This technology is cool. My only problem with it is that it's going to incentivize even more power-hungry devices.

I came across this post by the framework company a few days ago. They were boasting about their new 240W adapter. My question was: do we really want 240W laptops? Shouldn't we make them smaller and more efficient instead?

[–] [email protected] 5 points 1 year ago

My thought is faster charging is a better reason for high wattage adapters. If your adapter can put out 240w and your laptop requires 70w to run then your battery would charge at 170w.

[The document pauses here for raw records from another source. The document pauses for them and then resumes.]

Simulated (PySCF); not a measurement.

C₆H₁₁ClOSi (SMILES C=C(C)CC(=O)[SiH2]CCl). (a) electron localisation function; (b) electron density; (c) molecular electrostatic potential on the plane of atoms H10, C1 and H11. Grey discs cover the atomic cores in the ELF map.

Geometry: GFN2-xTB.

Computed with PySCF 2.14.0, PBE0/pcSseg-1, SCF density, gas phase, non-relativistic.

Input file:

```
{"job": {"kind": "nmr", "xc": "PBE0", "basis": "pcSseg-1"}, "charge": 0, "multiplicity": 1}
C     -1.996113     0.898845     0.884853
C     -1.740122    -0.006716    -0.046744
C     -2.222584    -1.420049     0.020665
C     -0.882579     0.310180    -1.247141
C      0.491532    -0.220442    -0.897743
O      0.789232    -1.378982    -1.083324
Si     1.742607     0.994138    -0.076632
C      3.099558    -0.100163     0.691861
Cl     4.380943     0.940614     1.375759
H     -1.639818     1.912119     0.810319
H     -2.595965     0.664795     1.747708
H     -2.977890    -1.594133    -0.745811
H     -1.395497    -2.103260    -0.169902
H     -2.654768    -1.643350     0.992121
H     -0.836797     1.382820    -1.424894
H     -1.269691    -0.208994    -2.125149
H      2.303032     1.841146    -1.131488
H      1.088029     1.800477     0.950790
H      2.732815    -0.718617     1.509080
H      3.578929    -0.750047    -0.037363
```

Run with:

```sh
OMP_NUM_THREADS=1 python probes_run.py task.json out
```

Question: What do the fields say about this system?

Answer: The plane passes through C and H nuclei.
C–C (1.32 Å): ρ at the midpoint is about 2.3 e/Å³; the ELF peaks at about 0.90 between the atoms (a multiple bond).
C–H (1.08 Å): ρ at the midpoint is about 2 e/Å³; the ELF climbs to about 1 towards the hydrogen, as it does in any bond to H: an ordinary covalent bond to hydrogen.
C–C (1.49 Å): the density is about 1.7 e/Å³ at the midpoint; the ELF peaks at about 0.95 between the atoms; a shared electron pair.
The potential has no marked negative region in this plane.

[–] [email protected] 3 points 1 year ago

How many ports are on that charger? I have a group that plays D&D using a VTT even when playing in person. A 240 watt charger could power 3 or 4 laptops, greatly reducing cable clutter.

[–] [email protected] 3 points 1 year ago* (last edited 1 year ago)

IMO It's relative

My current laptop (edit: used for for studio apps, 3D modeling and rendering, and AI stuff) draws 240W but I'd say it's an improvement over the 500W+ I would be drawing from a desktop that would have been in it's place. The performance isn't that competitive with desktop parts but the Perf/Watt definitely better.

Most people are just going to be using their phones and tablets to browse the web and watch videos anyway, with the odd Ultrabook here and there which are still pretty good in a Perf/Watt sense.

Jevons paradox does come to mind though.

[–] [email protected] 2 points 1 year ago

Well, certainly on phones those ultra-high charging rates are not doing the batteries much good - I keep mine on slow charge. But laptops do max out the USB-C on many chargers (if you have the right cables) and I've felt my USB-C charger get pretty hot.

[–] [email protected] 2 points 1 year ago

Some people use laptops for doing mobile work, and in some cases that work requires computing power and possibly external peripherals which might require power from the computer. And, of course, games are power hungry.

Higher wattage chargers can also charge the battery faster. Lithium batteries, regardless of their size, can be charged to full in one hour (but it's recommended for full charge to take about 1.5 to 2 hours to not wear down the battery). The bigger the battery the more wattage you need to charge it that fast. Especially if you are using the computer at the same time.

[–] [email protected] 1 points 1 year ago (1 children)

That’s why Apple’s push towards ARM is a great step forward

[–] Orygin 1 points 1 year ago (1 children)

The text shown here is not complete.